Western Heights: History Reborn

East Tennessee History Center
Wednesday, September 20, 2023 - 12:00pm to 1:00pm

The Beaumont and Western Heights neighborhoods hold a special artistic heritage, communicated through their histories of Knoxville’s working classes, and as they echo the area’s continued connection to the liberal arts. The area played childhood muse and inspiration to such famous international figures as Frances Hodgson Burnett, David Madden and Clarence Brown. Beaumont is French for “lovely hill,” a perfect name for the often-overlooked hillside community with picturesque views of downtown. Following the Civil War and Gen. James Longstreet’s ill-fated siege of Fort Sanders during the Civil War, an area formally known as Flag Pole Hill within the community served as the location of the family home of Burnett, a British-born author.

In 1939, the Knoxville Housing Authority directed a federal initiative to subsidize construction of low-rent housing in the Beaumont area. The 244-unit complex, named Western Heights, was more than subsidized living. It included new housing, splash pad, baseball diamond, library, teen club, WPA Adult Education School, Red Cross classes and a Sunday School. The first families moved into Western Heights in 1940, and it is the oldest still-standing affordable housing community in Knoxville. The nearby major employers included Brookside Weaving Mills, Dempster Brothers Machinery and Southern Railway, all of which needed a working-class population which led the area to be almost entirely residential since it was developed.

The Western Heights and Beaumont neighborhoods are strategically located 1.5 miles from downtown, but disinvestment, concentrated poverty and residential and commercial vacancies have kept the neighborhood from realizing its potential.

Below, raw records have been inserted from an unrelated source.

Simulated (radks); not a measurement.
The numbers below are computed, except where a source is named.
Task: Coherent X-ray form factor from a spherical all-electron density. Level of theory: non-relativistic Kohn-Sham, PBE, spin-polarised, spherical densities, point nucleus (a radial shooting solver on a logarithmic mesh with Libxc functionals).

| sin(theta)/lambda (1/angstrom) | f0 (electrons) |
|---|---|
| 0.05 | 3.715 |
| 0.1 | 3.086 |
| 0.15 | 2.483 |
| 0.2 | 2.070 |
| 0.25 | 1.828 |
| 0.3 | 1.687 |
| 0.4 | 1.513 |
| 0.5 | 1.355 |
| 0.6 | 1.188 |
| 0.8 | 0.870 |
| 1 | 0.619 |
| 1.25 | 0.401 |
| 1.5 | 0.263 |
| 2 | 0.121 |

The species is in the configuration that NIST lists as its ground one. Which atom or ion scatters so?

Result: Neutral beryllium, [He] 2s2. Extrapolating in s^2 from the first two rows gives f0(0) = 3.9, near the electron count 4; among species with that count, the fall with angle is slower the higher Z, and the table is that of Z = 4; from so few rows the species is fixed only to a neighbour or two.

KCDC’s Transforming Western initiative is underway to revitalize the Western Heights housing site and the surrounding neighborhood following a comprehensive, 14-month planning process. The process culminated with KCDC receiving a $40 million HUD Choice Neighborhoods Implementation Grant to help fund neighborhood transformation through additional affordable housing along with economic and educational opportunities and community-wide amenities. Join us to learn more about the history of the site and how that history will inform and shape the upcoming transformation.

About the Presenters:

Ben Bentley: Executive Director and CEO, Knoxville’s Community Development Corporation

Ben Bentley has a distinctive track record of successfully managing operations of large public housing agencies. The Alabama native began his career at the U.S. Department of Housing and Urban Development’s Nashville Field Office in 2010, became Division Director of HUD’s Denver Regional Office of Public Housing with responsibility for financial and regulatory oversight across a six-state region and served as Chief Operating Officer of the Metropolitan Development and Housing Agency in Nashville before taking the leadership reins in 2017 at Knoxville’s Community Development Corporation (KCDC). Bentley serves on the board of the Tennessee Association of Housing and Redevelopment Authorities (TAHRA) and holds a bachelor’s degree from Birmingham-Southern College in history with a minor in political science and a master’s degree in public policy from the University of Denver.

Marisa Moazen: Vice President of Policy and Strategic Partnerships, Knoxville’s Community Development Corporation

Marisa Moazen develops and lead initiatives to increase access to education, employment, connectivity, workforce development, transportation and health resources for residents at KCDC communities. Prior to joining KCDC in 2020, Moazen worked at the University of Tennessee as assistant vice chancellor for research engagement and at Oak Ridge Associated Universities (ORAU) in grant procurement and development and coordination of projects and programs. Moazen holds both a Bachelor of Science in finance with minors in German and economics and an MBA with a marketing concentration from the University of Alabama. She earned a Ph.D. in higher education administration with a concentration in leadership, statistics and quantitative analysis from UT.

The program is presented by the East Tennessee Historical Society and is and free and open to the public. The lecture will begin at noon at the East Tennessee History Center, 601 S. Gay Street, Knoxville. Guests are invited to bring a “Brown Bag” lunch.